Dremio, the backer of Apache Arrow, focused on data lake query brokering for BI tools, has introduced a new Amazon Web Services (AWS) version of the product. This new version is tailored to AWS Simple Storage Service (S3) data lakes and available in the AWS Marketplace, and introduces two new features the company calls Elastic Engines and Parallel Projects.
Parallel Projects provide a multi-tenant-like approach to deployments of the Dremio platform. As the name would imply, they allow per-project deployments, all under a single customer account. Elastic Engines, meanwhile, allow for multiple deployments within a project, based on user-specified templates that define the number of nodes in the "engine" (which is really a cluster) and a defined inactivity period after which it automatically shuts down. Moreover, since Dremio's "reflections" (a pre-aggregation structure based on Apache Parquet and Apache Arrow) are persisted to S3, they can accelerate queries even for engines that have been stopped and restarted.

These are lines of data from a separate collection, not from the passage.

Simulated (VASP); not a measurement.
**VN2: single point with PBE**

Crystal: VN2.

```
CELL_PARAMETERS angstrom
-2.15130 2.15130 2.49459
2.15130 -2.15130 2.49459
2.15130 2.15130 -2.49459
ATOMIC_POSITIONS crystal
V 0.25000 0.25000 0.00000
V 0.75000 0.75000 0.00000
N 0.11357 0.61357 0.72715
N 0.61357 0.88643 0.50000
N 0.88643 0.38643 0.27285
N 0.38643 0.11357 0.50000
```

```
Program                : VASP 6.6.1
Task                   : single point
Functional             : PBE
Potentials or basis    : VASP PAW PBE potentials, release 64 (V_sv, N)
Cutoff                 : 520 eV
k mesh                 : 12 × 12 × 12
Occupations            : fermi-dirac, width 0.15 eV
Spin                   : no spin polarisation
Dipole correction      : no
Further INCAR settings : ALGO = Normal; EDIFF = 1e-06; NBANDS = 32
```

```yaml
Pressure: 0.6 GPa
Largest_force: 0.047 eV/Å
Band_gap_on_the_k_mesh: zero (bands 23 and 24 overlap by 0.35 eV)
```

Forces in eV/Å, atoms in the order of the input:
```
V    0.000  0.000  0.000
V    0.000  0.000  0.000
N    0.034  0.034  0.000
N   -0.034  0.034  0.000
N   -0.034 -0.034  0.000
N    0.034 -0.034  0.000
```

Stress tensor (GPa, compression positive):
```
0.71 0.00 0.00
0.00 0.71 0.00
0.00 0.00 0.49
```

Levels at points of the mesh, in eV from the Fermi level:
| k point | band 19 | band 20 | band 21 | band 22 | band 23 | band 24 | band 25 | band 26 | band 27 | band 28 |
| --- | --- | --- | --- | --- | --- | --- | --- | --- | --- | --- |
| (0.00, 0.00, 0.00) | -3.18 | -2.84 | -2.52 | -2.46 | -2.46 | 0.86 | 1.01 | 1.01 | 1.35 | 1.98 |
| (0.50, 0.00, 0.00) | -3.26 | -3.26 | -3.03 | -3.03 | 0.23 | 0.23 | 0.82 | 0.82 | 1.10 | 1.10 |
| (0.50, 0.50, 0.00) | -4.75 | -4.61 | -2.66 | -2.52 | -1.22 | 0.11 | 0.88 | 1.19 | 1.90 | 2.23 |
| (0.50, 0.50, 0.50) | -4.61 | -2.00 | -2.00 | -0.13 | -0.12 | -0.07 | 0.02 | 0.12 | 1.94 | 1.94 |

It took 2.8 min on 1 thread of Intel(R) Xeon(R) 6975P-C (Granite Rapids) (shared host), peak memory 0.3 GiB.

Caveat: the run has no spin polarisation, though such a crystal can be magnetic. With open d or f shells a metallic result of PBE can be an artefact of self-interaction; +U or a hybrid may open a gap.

The goal with Elastic Engines is to provide for high performance and optimized billing of cloud resources, through the definition of both high-scale and more modest engine profiles, based on the expected user role and associated workload demands. Certain roles can be assigned to engines defined with a large number of nodes, execute their query work quickly by parallelizing the workload, and then shut down. Roles associated with smaller, ad hoc workloads can be assigned to smaller engines, which may be longer-running but with an efficiently smaller number of billable Amazon Elastic Compute Cluster (EC2) resources.
As a Marketplace product, Dremio AWS Edition is not a Software as a Service (SaaS) offering. But with a multi-tenant, multi-cluster approach, and simple portal experience for deployment, Dremio is intentionally creating a SaaS-like experience. Furthermore, with the granularity provided by Elastic Engines, the company can get its customers close to a pay-for-what-you-use style billing model.
Dremio's evolving orientation to cloud models, first with respect to cloud data lakes and now with multi-tenancy, ease of provisioning and more granular cloud billing models, conforms to trends in the broader data and analytics space. Customers have moved to cloud object storage for their data lakes and even data warehouses, and want platforms that are either serverless or which are premised on ephemeral computing resources, to enable usage-based billing.
For independent companies to compete with services offered by the cloud providers themselves, pivoting to cloud provisioning and billing models is a must. Dremio's done what it's had to do here and will likely do it again for other cloud platforms. Beyond that, making things more automated by, for example, defining and assigning engines implicitly, will add even more value.